Specialist building products distributor SIG reported an 8.6% rise in revenue to £1.38bn in the first half on Tuesday, or an improvement of 3.2% at constant currencies.

The FTSE 250 company said its underlying operating profit was down 16.1%, or 20.4% at constant exchange rates, to £45.7m in the six months to 30 June, while underlying profit before tax was off 20%, or 24.3% at constant currencies, to £38.3m.

Its underlying profit before tax, excluding property profits, fell 33.7% or 38.1% at constant exchange rates to £30.1m.

SIG’s board said underlying basic earnings per share were off 23% year-on-year at 4.7[, while its cash inflow from trading was 31.1% lower to £41.3m.

The company’s return on capital employed was 8.4% post-tax, down 450 basis points from the 12.9% reported a year ago, while the board confirmed a dividend per share down 31.7% to 1.25p.

As at 30 June, SIG’s net debt was £166.5m, down 35.9% from the £259.9m reported on 31 December, making for a net debt-to-EBITDA leverage of 1.6x, compared to 2.1x at the beginning of the period.

“In the first half of 2017 the business delivered underlying PBT in line with guidance,” said chief executive Meinie Oldersma.

“Although lower than the first half of last year, as previously indicated, it represents an increase on H2 2016, providing some evidence that business performance has stabilised.

“However, there remains considerable work to be done to improve returns over the medium term.”

Oldersma said that, following management actions taken in the first half to strengthen the group's balance sheet, SIG made “good initial progress” on its key short-term priority to reduce leverage.

The company would continue to focus on leverage reduction in order to deliver its targeted range of between 1.0 and 1.5x during 2018.

“Following my appointment as CEO, I commissioned a comprehensive review of the group's strategy, use of capital and cost base,” Meinie Oldersma added.

“The initial phase confirms that the business has real opportunity to improve profits and returns over the medium term, but also highlights the execution challenges in delivering these upsides.
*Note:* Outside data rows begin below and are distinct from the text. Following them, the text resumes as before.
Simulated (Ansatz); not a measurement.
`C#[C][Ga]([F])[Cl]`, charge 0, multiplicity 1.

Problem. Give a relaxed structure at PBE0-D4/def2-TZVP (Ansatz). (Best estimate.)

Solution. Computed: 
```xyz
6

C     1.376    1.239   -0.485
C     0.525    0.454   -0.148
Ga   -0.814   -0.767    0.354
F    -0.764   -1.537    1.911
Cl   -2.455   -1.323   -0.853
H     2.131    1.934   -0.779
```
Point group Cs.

“We intend to report progress from this review in Q4 2017.”

In terms of outlook, Oldersma said the key risk was the “challenging environment” created by macro uncertainty in the UK, although that may partly be mitigated by continuing improvement in confidence in mainland European markets.

“However, we continue to expect the business to show a stronger second half - excluding H1 property profits - and our expectations for the full year are unchanged.”